While the month of August for many Americans ushers in the end of the summer, for our coastal regions it brings the peak of hurricane season. As a nation, this time of year is also filled with the memories of a tragic event that visited our coasts just five years ago: Hurricane Katrina, the costliest natural disaster in U.S. History.
Hurricane Katrina and associated flooding resulted in total losses of over $90 billion, destroyed or rendered uninhabitable more than 300,000 homes, and most tragically of all, claimed approximately 1,500 lives.
More human and financial resources were deployed in response to Katrina than were deployed in response to any other storm in U.S. history. Thousands of representatives from the insurance industry descended on the Gulf Coast to assist policyholders in filing claims and to help victims begin the recovery process—a process in which many must rebuild not only their property but also their entire lives.
Insurance companies paid billions in claims. That money sparked the Gulf Coast’s renewal. Within a year, 98 percent of insurance claims were settled. Our goal is to see that number rise — we want every home along the coast ready to withstand the next natural disaster.
As a nation, we learned important lessons from Katrina. As a crucial part of the recovery effort, the insurance industry also learned vital lessons from Katrina, and has used those lessons to enhance its ability to help customers devastated by disasters. These changes will benefit consumers and help reduce property losses by improving insurance operations to enable a more seamless recovery from future disasters.
Awareness: Steps have been taken to create greater awareness about the importance of loss mitigation. When communities and homeowners take actions that lessen potential catastrophe-related damages, insurance costs ultimately drop for all consumers.
Plan…to plan ahead: The most effective way to minimize business disruptions is to develop a more flexible disaster recovery plan. As a takeaway from Katrina, insurers have done many things to improve their ability to overcome operational challenges, including pre-event staging and deploying fully functional mobile command centers to keep core services and operations running with speedy access to policyholder databases.
Communicate fast, communicate effectively: Insurers, as part of our enhanced planning measures, are using more advanced technologies to improve customer communications and service. Text messaging and social networking sites, such as Facebook and Twitter, have already become a valuable means of providing information about finding emergency services or filing claims, or simply answering questions in times of crisis. Additionally, by using satellite technology, companies can locate disaster victims and reach them to provide assistance and assess damages quickly.
Educate and modernize: Additional efforts have been undertaken in order to inform the public of the need for flood insurance. Insurers are proactively educating their policyholders on what a property insurance policy covers and verifying that their homes or businesses are not underinsured. Additionally, as an industry, we have continued developing and using more sophisticated catastrophe models in order to help insurers make smarter pricing decisions and implement more effective risk-management strategies.
As we approach the peak of the 2010 hurricane season, the insurance industry is well prepared. Historically, the worst storms have hit in the weeks immediately preceding and following Labor Day.

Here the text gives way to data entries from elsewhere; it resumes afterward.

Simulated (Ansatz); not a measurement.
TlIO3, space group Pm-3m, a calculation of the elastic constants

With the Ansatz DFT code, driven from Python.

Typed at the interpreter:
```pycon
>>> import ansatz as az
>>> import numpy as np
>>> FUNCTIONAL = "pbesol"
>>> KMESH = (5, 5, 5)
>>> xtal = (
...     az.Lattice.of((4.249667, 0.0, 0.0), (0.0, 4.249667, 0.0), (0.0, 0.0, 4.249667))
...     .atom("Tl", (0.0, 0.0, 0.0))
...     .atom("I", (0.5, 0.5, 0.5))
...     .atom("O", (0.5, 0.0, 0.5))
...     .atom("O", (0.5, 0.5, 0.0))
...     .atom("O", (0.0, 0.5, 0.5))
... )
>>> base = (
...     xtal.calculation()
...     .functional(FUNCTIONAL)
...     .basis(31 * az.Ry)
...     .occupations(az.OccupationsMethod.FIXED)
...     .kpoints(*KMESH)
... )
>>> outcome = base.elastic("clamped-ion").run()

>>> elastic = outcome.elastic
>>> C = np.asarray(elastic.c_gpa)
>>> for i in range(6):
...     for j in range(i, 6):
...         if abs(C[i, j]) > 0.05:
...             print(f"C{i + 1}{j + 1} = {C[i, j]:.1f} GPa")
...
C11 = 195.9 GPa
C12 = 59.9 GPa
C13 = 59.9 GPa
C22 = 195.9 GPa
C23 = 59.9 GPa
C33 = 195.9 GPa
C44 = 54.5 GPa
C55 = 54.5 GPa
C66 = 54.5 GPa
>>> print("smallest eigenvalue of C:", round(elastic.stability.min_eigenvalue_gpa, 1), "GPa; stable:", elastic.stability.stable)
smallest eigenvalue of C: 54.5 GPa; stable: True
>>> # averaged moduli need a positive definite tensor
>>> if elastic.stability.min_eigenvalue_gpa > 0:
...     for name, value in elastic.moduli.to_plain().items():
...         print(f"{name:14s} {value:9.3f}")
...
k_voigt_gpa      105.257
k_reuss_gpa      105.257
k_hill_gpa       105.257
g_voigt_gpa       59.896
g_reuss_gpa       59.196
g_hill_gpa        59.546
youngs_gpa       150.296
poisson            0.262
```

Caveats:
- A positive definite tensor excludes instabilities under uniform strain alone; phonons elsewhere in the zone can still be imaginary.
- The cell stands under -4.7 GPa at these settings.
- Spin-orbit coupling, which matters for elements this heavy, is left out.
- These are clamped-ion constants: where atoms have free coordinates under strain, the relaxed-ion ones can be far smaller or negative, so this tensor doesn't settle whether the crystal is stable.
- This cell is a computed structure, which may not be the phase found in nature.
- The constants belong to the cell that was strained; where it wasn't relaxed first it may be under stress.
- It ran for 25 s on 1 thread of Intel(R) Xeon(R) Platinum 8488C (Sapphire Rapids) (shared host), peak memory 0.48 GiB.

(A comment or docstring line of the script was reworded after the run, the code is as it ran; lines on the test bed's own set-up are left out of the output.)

While the insurance industry incurred nearly $46 billion in losses from Katrina, we have emerged from that event on solid financial footing. Despite the historic 2004/2005 storm seasons and the economic meltdown of 2008, we are in a strong position to fulfill our obligations to policyholders and provide the necessary coverage to help fuel economic recovery after a major storm. Insurers are strong and stable and did not ask for — nor receive — a federal bailout. In 2008, there was not a single property casualty insurance company insolvency. In comparison, that same year there was a 10.5 percent insolvency rate for banks and a 31 percent insolvency rate for thrifts.
Whenever and wherever storms occur, property casualty companies provide homeowners, business owners, drivers and boat owners with the peace of mind of knowing that their insurer will be there after the storm blows through. We are ready and able to provide a helping hand and make families whole in their time of need. It’s what we do.
David A. Sampson is the President and CEO of Property Casualty Insurers Association of America.